Release 0.231#

Warning

There is a bug in this release that will cause queries with the predicate IS NULL on bucketed columns to produce incorrect results.

General Changes#

Fix failures caused by invalid plans for queries with repeated lambda expressions in the order by clause.
Fix accounting of raw input bytes in ScanFilterAndProjectOperator.
Fix an issue where server fails to start when two function namespace managers of the same type are specified.
Fix SQL function compilation error when input parameters contain lambda.
Fix IS DISTINCT FROM for long decimals.
Improve error handling for geometry deserialization edge cases.
Improve performance of array_join().
Improve efficiency of ST_Buffer(). The new implementation produces fewer buffer points on rounded corners, which will produce very similar but different results. It also better handles buffering with small (<1e-9) distances.
Improve OOM killer log output to put memory heavy nodes and queries first.
Improve efficiency by using JTS instead of Esri for many geometrical operations and fix incorrect calculation of extreme points in certain cases (#14031).
Add forms of approx_percentile() accepting an accuracy parameter.
Add a new session property aggregation_partitioning_merging_strategy to configure partition merging strategy when adding exchange around aggregation node (#11262).
Add IGNORE NULLS clause to various Window Functions.

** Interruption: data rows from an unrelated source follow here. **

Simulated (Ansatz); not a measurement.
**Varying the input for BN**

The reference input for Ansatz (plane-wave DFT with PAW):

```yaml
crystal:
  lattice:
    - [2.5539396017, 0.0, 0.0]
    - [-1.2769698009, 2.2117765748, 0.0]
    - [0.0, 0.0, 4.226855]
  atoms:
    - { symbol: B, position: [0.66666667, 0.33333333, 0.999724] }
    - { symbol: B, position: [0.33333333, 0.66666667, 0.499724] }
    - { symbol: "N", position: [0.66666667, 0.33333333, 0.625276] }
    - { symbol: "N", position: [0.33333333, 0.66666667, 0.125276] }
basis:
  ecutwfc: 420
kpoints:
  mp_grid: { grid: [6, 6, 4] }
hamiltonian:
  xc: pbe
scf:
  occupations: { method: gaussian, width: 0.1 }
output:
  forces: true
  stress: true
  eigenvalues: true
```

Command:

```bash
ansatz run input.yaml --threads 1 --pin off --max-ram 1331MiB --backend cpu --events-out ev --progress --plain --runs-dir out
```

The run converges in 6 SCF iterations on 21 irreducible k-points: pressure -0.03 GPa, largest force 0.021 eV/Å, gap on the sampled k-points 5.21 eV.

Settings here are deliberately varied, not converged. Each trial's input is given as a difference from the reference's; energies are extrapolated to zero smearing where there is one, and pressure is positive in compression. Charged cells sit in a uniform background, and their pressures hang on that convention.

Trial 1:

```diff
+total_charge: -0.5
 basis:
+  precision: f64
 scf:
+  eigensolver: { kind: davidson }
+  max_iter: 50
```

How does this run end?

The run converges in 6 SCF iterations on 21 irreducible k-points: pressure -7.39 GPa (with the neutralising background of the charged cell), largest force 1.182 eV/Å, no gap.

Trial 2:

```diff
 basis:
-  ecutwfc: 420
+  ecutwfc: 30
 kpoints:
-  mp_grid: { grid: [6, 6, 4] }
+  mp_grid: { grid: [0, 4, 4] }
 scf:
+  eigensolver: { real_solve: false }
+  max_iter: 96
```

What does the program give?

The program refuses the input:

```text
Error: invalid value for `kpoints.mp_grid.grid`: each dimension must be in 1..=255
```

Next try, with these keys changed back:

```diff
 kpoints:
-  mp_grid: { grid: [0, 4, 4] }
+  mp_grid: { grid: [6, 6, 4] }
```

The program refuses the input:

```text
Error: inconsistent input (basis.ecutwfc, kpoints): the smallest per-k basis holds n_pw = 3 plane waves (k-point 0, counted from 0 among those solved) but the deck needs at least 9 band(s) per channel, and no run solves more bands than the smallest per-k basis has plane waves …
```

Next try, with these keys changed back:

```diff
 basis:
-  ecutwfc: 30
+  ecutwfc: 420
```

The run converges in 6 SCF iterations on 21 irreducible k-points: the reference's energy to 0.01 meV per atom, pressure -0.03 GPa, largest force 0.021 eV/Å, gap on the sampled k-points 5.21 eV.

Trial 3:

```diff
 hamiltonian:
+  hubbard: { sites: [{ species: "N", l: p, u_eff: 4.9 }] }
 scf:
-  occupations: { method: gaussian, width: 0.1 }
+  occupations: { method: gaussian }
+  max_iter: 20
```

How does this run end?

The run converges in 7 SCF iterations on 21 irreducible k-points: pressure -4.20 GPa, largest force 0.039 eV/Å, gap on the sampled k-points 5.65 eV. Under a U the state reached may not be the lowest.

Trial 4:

Fix schema mismatch with Parquet INT64 & Timestamp.
Improve string column stats by including the sum of all strings’ lengths when the individual min/max of the string is too long in ORC writer.
Allow reading data from HDFS while caching the fetched data on local storage. Turn on the feature by specifying the cache directory config cache.base-directory.
Add support for parallel partition fetching for the Glue metastore.
Add support for the AWS Default Credentials Provider for S3.

Fix an issue where checksum query text and ID are not recorded if the checksum query fails.
Improve verifier to skip verification when checksum query fails to compile.
Add checks for the cardinalities sum when validating an array column.
Add new columns control_session_properties and test_session_properties to verifier_queries, and remove column session_properties_json. The value of the removed column can be copied to the two new columns for the schema change.
Add details of determinism analysis runs to the output.
Add configuration property max-determinism-analysis-runs to control maximum number of determinism analysis runs in case of column mismatch.
Add configuration property run-teardown-for-determinism-analysis to allow disabling teardown for determinism analysis runs.

Add API to check if the query is unexpectedly modified using the credentials passed in the identity.